In this photo released by U.N. Photo, then U.S. Secretary-General Ban Ki-moon, right, poses with Noeleen Heyzer, then executive secretary of the Economic and Social Commission for Asia and the Pacific, for a photo after the two signed the 2009 Senior Management Compact Agreement, at U.N. headquarters on Feb. 12, 2009. Secretary-General Antonio Guterres on Monday, Oct. 25, 2021 announced the appointment of former U.N. undersecretary-general Heyzer of Singapore as the new U.N. special envoy for conflict-torn Myanmar. (U.N. Photo via AP)

Secretary-General Antonio Guterres on Monday announced the appointment of former U.N. undersecretary-general Noeleen Heyzer of Singapore as the new U.N. special envoy for conflict-torn Myanmar.

She will succeed Christine Schraner Burgener of Switzerland, whose 3½ years in the post saw moves toward democracy dashed in a military takeover of the Southeast Asian nation last February that led to nationwide protests. Her term ends Sunday.

Heyzer served in 1994-2007 as executive director of UNIFEM, one of the forerunners of the umbrella U.N. organization for women known as UN Women. She was the first woman to serve as executive secretary of the United Nations Economic and Social Commission for Asia and the Pacific, in 2007-2014, a post that gave her the rank of an undersecretary-general.
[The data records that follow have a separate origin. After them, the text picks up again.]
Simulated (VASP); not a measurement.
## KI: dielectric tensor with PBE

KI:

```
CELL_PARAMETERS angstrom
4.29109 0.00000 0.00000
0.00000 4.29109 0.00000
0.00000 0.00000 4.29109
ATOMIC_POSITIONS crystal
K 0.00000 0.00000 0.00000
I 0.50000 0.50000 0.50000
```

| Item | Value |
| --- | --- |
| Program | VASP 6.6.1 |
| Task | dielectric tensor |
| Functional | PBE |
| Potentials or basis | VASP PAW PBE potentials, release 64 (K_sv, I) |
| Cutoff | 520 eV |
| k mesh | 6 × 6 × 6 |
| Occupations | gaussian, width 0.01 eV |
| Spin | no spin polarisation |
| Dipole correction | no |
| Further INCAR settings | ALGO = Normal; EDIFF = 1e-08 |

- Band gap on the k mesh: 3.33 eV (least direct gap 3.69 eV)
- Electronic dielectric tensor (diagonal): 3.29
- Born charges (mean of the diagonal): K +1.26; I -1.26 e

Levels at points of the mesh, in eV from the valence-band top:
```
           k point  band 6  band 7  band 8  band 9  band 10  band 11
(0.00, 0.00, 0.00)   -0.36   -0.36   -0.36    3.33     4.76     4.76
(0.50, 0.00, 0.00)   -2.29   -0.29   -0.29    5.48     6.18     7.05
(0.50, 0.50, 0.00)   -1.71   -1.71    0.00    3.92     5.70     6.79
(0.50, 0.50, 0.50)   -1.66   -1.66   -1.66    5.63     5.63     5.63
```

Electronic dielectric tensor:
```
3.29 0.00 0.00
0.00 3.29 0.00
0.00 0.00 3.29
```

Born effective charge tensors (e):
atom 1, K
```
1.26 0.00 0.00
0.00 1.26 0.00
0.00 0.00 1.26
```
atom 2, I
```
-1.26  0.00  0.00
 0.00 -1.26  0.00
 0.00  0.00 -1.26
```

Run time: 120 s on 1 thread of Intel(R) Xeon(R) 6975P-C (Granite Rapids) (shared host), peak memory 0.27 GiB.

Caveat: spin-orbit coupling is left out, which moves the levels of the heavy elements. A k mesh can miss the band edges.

She is currently a member of Guterres’ High-Level Advisory Board on Mediation, a member of the governing board of the Lee Kuan Yew School of Public Policy at the National University of Singapore, and a distinguished fellow of the Singapore Management University and the S. Rajaratnam School of International Studies.

Both Singapore and Myanmar are members of the 10-member Association of Southeast Asian Nations, and Schraner Burgener told The Associated Press on Monday: “I think the secretary-general certainly made the right decision to have a person who knows the region, who knows how to deal in a diplomatic way.”

The outgoing U.N. envoy said her successor doesn’t need advice, but if she were continuing in the post “then I would clearly try and continue to help the people.”

When Myanmar’s army seized power from the government of Aung San Suu Kyi on Feb. 1, it claimed with scant evidence that the general election her party won last November in a landslide was marred by widespread voting fraud. The takeover sparked street protests that security forces tried to crush and has moved to violence and clashes throughout the country with ethnic armed groups and so-called Peoples Defense Forces. The pushback has left more than 1,100 people dead, Schraner Burgener says.

ASEAN has called for an end to violence, for dialogue, and a visit by an envoy, but the junta leaders refused to allow a meeting with Suu Kyi so the visit was canceled. In their sharpest rebuke yet of the military takeover, ASEAN foreign ministers did not invite Myanmar’s military leader, Senior Gen. Min Aung Hlaing, to the association’s Oct. 26-28 summit where the crisis in the country is on the agenda.

The U.N. said that in 2008-2009, Heyzer worked closely with ASEAN, the government of Myanmar and the United Nations in recovery efforts following Cyclone Nargis and led a dialogue with Myanmar’s leaders on development and poverty reduction.